1. The Glass Storm of HD 189733b
If you want howling winds and driving rain, the ultimate place to be is 63 light years away on the gas giant HD 189733b. It’s the nearest hot Jupiter that transits between Earth and its star, giving astronomers a good look at its atmosphere, and what they’ve seen is the weirdest space storm yet: droplets of molten glass driven by a scorching supersonic wind.
Spectral imaging shows that besides free oxygen and hydrogen, HD 189733b’s atmosphere is a mixture water vapor, methane, and, on the day side, some carbon monoxide. But high up in the cloud-tops, magnesium silicate condenses into molten glass raindrops, which scatter blue and give the planet its lovely deep blue coloring.
If that wasn’t bizarre enough, these glass raindrops are hurled around the planet by a supersonic gale as they fall. Astronomers aren’t sure exactly how fast the wind on this distant gas giant actually blows, but it’s at least 4,500 MPH, according to Spitzer Space Telescope observations and mathematical models. HD 189733b’s glass-filled gale may even be supersonic, even on a world where the sound barrier, at 6,700 MPH, is ten times faster than that on Earth. That means the wind-driven glass rain gets whisked around the planet faster than the planet actually rotates, at 4,500 MPH. That’s pretty unusual; by comparison, the winds of Jupiter’s storms top out at around 340 MPH on a world that spins on its axis at 27,000 MPH.

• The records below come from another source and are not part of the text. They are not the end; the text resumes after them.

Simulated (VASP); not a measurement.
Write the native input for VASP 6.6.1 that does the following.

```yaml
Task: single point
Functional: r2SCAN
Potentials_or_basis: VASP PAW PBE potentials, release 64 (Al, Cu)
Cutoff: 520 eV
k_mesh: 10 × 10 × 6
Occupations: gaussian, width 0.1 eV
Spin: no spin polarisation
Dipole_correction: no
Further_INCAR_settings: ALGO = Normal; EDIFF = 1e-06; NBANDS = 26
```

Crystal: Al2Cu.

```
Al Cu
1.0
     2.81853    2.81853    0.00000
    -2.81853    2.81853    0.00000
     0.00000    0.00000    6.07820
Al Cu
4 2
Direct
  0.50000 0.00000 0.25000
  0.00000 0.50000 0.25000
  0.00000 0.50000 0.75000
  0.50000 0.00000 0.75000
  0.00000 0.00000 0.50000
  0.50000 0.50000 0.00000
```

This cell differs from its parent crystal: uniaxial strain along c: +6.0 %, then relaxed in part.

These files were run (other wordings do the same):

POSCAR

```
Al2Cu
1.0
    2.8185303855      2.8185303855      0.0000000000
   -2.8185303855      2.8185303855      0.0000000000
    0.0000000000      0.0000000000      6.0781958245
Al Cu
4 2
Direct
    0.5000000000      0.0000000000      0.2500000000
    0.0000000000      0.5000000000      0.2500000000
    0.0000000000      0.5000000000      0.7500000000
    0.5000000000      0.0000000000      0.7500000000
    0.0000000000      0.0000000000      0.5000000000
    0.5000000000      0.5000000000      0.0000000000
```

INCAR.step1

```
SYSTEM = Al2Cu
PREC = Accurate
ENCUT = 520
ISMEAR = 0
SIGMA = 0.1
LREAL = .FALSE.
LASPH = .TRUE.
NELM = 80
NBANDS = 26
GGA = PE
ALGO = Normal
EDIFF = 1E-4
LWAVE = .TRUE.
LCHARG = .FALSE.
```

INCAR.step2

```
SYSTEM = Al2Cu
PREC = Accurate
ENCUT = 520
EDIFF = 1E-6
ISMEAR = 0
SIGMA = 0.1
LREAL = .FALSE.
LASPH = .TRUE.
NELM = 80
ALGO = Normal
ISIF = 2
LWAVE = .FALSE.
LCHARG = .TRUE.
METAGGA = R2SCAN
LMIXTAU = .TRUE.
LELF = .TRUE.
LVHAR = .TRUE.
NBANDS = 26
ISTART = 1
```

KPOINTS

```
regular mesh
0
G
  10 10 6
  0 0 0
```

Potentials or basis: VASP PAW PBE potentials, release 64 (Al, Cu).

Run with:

Why is the wind so fast? Air moves from warmer areas to colder areas, and one side of HD 189733b is much hotter than the other. It’s tidally locked to its star, which creates a permanently heated day side and a night side permanently exposed to the cold of space. The night side of HD 189733b averages about 1200°F, which is still really hot, but quite a bit cooler than the day side. And in fact, that difference would be much more pronounced without the supersonic wind to help spread the heat around and even out global temperatures.
The result is a hot, glass-laden gale, roaring into the darkness on the far side of the planet.